Sunday, November 8, 2020

Life’s Worst Foes

 There are so many reasons not to write now.  My most powerful incentive to write when I was young was an appreciative audience.  The most exciting interactionI had was the audience for a novel I wrote at the age of 13.  It was based in an imaginary world inspired a little by Nepal, but the characters all were living an almost aristocratic existence and, despite the fact that they, like me were in their early teens, no one had any parents.  In that sense, it was a little like the novels by E. Nesbit.  There weredearly loved parents in her books, but they were absent always, and the children had an unusual degree of freedom, minded only by an overly burdened elderly aunt or housekeeper.
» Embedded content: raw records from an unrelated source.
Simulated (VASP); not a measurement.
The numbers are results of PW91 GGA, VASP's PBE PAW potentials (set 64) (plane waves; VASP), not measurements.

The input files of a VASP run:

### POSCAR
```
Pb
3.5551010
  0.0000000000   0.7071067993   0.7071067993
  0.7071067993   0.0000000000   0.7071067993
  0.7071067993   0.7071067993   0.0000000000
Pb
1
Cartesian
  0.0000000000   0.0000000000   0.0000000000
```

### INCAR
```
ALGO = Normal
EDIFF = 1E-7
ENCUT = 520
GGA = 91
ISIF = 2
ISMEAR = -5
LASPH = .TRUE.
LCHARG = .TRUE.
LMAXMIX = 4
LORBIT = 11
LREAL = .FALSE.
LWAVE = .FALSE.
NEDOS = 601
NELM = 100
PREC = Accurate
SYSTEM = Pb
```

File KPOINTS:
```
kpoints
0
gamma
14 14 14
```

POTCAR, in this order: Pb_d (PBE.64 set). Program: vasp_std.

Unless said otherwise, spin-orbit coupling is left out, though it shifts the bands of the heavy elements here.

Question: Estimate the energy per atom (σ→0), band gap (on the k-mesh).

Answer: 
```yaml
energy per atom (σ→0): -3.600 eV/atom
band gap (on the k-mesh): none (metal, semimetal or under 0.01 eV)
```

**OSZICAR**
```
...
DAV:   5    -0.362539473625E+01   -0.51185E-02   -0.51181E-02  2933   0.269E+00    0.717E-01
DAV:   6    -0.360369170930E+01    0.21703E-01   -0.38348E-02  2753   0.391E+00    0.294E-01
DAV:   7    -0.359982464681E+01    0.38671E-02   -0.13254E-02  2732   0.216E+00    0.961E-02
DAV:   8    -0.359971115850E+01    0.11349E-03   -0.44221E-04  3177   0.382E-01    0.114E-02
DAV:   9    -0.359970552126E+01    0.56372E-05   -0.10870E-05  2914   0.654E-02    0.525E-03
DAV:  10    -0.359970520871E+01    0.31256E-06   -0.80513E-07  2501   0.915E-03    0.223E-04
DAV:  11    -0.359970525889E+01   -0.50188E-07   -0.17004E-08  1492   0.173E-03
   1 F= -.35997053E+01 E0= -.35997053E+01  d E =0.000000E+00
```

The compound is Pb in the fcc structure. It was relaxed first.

I wrote the first chapter and shared it with a friend.   She begged me to continue.  I then shared it with my family and other friends.  They urged me to continue.  Every new chapter was eagerly awaited and read, and the readers fell in love with characters I created.  That was the best part for me, to have the power to create a guy or girl real enough in the world of my imagination to evoke strong positive responses.

Alyhough I never had experienced a sexual kiss, I was able to write passionate love scenes.  I still am aroused a little myself by the memory of that turning point in the book where Bastien finally breaks his icy reserve and kisses Sophie, admitting that he does love her.

I wish to God my mother had cared enough to keep a copy of that book.  Nome of my later work had as much acclaim.  I suspect the writing was not that great, but the experience was.


I took writing classes randomly later in life at the local University not so much to learn how to write as to share work with others.  I met my furst husband in one of those classes.  I alwaus enjoyed collaboration, because it was effortless and so much fun.  One of the hooks that a childhood friend used on me recently in order to try to gain control of my mother’s assets was the idea of literary collaboration.


‘Let’s rewtite our story!’ he offered.  ‘Let us give it a happy ending.’  Nothing in the world could have been more enticing, and at the start, I actually thought he appreciated me as a writer.  In fact, he could not have cared less.  That hurt more than the significant financial loss he caused me.

The other disturbing and thoroughly unsatisfying aspect of this collaboration was his desire to manipulate the ending not towards happiness, but towards my suicide.  There is something kind of mental about that, and certainly is not something to inspire confidence in him.